The exposure of manufacturers’ tactics to increase consumption using e.g. planned obsolescence (V. Packard, “Wastemakers” 1960.http://www.en.wikipedia.org) in manufactured products – by social critics and consumer rights advocates like Vance Packard (1914 -1996) and Ralph Nader in the US attempted to change the mentality of a rich throw-away society where re-use or recycling was out of vogue and mountains of useful garbage were becoming increasingly difficult to dispose of.
Yet, Malaysian society, in imitation of the US, and the societies of other developed countries, egged on by government, followed this superficial path to modernisation and perceived development. We rushed to join the race without the basic and vital safeguards, without weighing or examining the limits to which the country could afford to go without sacrificing our economic, multi-cultural, political and ecological cohesion. To cap this, the government unwisely ignored the need for proper and just democratic planning in consultation with the people. Worse still, it was fashionable to suppress such criticism – or what the authorities perceived as criticism – with the ISA sledgehammer to appease foreign investors.

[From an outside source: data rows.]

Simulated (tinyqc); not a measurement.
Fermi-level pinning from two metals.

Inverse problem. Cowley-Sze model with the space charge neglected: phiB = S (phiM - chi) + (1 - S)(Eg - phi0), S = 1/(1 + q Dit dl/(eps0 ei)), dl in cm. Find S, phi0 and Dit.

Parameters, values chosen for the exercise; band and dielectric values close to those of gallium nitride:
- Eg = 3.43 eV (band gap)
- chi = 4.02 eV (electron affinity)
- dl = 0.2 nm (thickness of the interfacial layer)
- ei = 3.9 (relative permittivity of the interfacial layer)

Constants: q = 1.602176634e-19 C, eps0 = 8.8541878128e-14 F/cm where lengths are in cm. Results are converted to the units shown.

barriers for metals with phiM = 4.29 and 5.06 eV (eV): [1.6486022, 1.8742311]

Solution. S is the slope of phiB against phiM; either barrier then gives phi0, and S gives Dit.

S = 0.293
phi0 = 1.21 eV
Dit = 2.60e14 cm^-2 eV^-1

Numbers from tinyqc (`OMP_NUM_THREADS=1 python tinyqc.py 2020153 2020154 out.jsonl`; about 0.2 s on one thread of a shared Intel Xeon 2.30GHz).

Blind, deaf and dumb development
In fact, it was this trend and the consumer fall-out that gave rise to the consumer movement, with burgeoning industrial development that created larger markets in developing countries for manufactured goods. The R & D boom in developed countries created a new kind of international economy that was very like the colonial economic system of the 19th century despite the attainment of independence by former European colonies in Africa and Asia from the 1900s to the late 20th century.
Thus where former colonial governments had withdrawn their political control, developed country multinational corporations rushed in to fill the gap in the flow of economic wealth to the First World. The gush of foreign investment into developing countries like Malaysia, Singapore and Thailand from the United States and Western Europe peaked, and governments of these developing countries did everything to please the foreign investors including suppressing the warning voices of ecological doom.
The 1980s may be hailed as a landmark decade in Malaysian history; when global economic recession demonstrated to us that our economic house was build on the quick-sands of foreign investment. Foreign investment was always given preference over development of local industries. Foreign investors enjoyed every incentive the government could give e.g. tax exemptions and amnesties. The trade union movement came under attack again since the 1952 Emergency. Sadly, the trade union movement appears to have fallen into complete disarray from which it has never recovered.
With solid foreign investor protection put in place, we have acquired wealth on the backs of local as well as migrant labour in an environment of thriving corruption, human rights violation and even higher consumerism that sees ecological disaster as an evil to be tolerated, as long as it has no direct impact on our individual lives. Our throw-away habits die hard and few would take the trouble to inculcate and practice eco-friendly lifestyles. Many of us wait for the government to lead the way. The government waits for the private sector to lead it.
There is something going on in Copenhagen: small under-developed island nations are leading a protest by poorer countries threatened by rising sea-levels – an effect of climate change – against developed superpowers that seek to maintain their comparatively extravagant and highly consumptive sophisticated lifestyles and higher standards of living. On 13 December 2009, over international media broadcast, the representative of Tuvalu at the Copenhagen climate talks made an impassioned plea to the US and the international community to agree on a legally binding solution on climate change to save his country from total oblivion. (ntv7 News)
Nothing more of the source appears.